Three things are necessary for a successful painting: intellect, emotion and technique. Some paintings have more of one than another. The elegant paintings of Richard Adams at the McPherson Gallery are a small triumph for technique, the control over unusual effects obtainable by paint.

These calm, poised abstractions are a combination of pale areas of colour laced together by energetic lines.

As with most abstraction, there is an awareness of natural phenomena behind the images.

Here the pale blue areas in the upper parts of many of the paintings and the sandy colours of the foreground suggest seascapes, but there is no suggestion that any particular place in indicated.

Cutting across the natural references are geometric lines, often circles that are seen in perspective and therefore become ellipses, and a tight patterning of straight lines.

Yet the principal fascination of these works, whether on canvas or on paper, is the scrubbed, washed-out nature of the surfaces.

Adams' skill shows in the way he organises the compositions with small areas of dense colour counterpointed among the areas of pale colour and, above all, it shows itself in the way his layers of paint emerge and then vanish again in a mysterious but visually compelling way, notably in such paintings as Big Med. The little dark areas become positively playful as they pop out like a signal in Flag.
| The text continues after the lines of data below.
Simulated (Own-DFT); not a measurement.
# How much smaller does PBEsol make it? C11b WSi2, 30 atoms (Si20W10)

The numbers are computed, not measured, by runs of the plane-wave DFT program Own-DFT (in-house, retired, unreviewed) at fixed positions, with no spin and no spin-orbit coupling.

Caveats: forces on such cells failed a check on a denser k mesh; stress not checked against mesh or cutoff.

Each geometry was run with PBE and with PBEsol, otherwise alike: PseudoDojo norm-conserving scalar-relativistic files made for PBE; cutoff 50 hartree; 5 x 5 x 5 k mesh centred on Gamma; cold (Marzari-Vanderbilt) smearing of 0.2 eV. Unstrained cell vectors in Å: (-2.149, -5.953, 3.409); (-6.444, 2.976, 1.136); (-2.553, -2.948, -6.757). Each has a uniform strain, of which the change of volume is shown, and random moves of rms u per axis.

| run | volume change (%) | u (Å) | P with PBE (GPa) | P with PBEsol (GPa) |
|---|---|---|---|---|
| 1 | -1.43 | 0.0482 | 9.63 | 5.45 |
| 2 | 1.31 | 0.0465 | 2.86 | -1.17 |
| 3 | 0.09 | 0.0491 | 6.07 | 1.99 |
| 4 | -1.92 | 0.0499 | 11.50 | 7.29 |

It is the nature of abstract painting that almost the only way to talk about it is by analogy with music. It is worth noting that Adams has a second career as a much-admired musician. These paintings are variations on a theme. They have a quiet base and sudden arpeggios. Perhaps in this show we get too much of the theme but the harmonies are very appealing.

Surfaces are also very important in the work of Philippa Blair. Every so often she sticks on great blobs of paint that stand a centimetre high on her canvases at the Judith Anderson Gallery. Her paintings are all emotion, dash and flair.

Nevertheless, these works sent from her base in Los Angeles have gained a structure to go with their brio. There is still a reliance here and there on accidental effects, but Blair prepares for the happy accidents more consciously than in the past and loses some spontaneity.

Among the many fine paintings in the show there is one that is utterly captivating.

It is called Madame Butterfly, but the reference is not so much operatic as a link with the huge folded kimono-shaped paintings that the artist has often exhibited in the past.

This painting is constructed quite conventionally. It has a centre panel and two wings. The left-hand panel is wildly energetic with hectic colour. The centre panel has something new in the artist's work: cleverly contrived circular forms in dragged colour that give a sense of balance in the midst of storm. The right panel is enchantingly still, pale and elegiac.

In contrast to the symphonic nature of this work is the jazzy colour and rhythm of Mambo Piano, a long work which has a centre of black and white like piano keys and big, strident percussive notes of red, black, yellow and blue across its surfaces. This is an urban work with a complexity intensified by the quotation of the grid patterns of city streets.

At the Anna Bibby Gallery the work of Peter Gibson Smith is cerebral but none the worse for being so intellectual. These paintings, under the general title Recommended Reading, are remarkable pieces of still life. The technique is egg tempera on inlaid gesso on timber panels. It is a technique similar to that used by ikon painters.

These are a special modern ikon. The timber panels are really blocks in the shape of the backs of books. These spines are lettered in an immense variety of styles. The titles are the titles of real books and they are grouped according to their subject matter.

There is a huge work in the shape of a palette that contains hundreds of titles about art history. There is a work called Whitcoulls which is 1000 books all in a row. There is a group called Reproduction made up of titles such as "The Pill' and "Sperm Wars." There is a work called Random made up of bestselling titles published by Random House.

Although these endless titles make for fascinating reading, no one could mistake them for the books themselves. They are too large and too flat. They work as signs that indicate the immense amount of human thought devoted to particular subjects. And they are also striking because of their varied colour and the way the surfaces have been abraded to suggest wear and tear and the passage of time.

Taken as a whole, the exhibition is a hugely impressive achievement, though one might quibble that the books on architecture stack in an unstable arch while they might have been built in a way that would allow them to stand alone.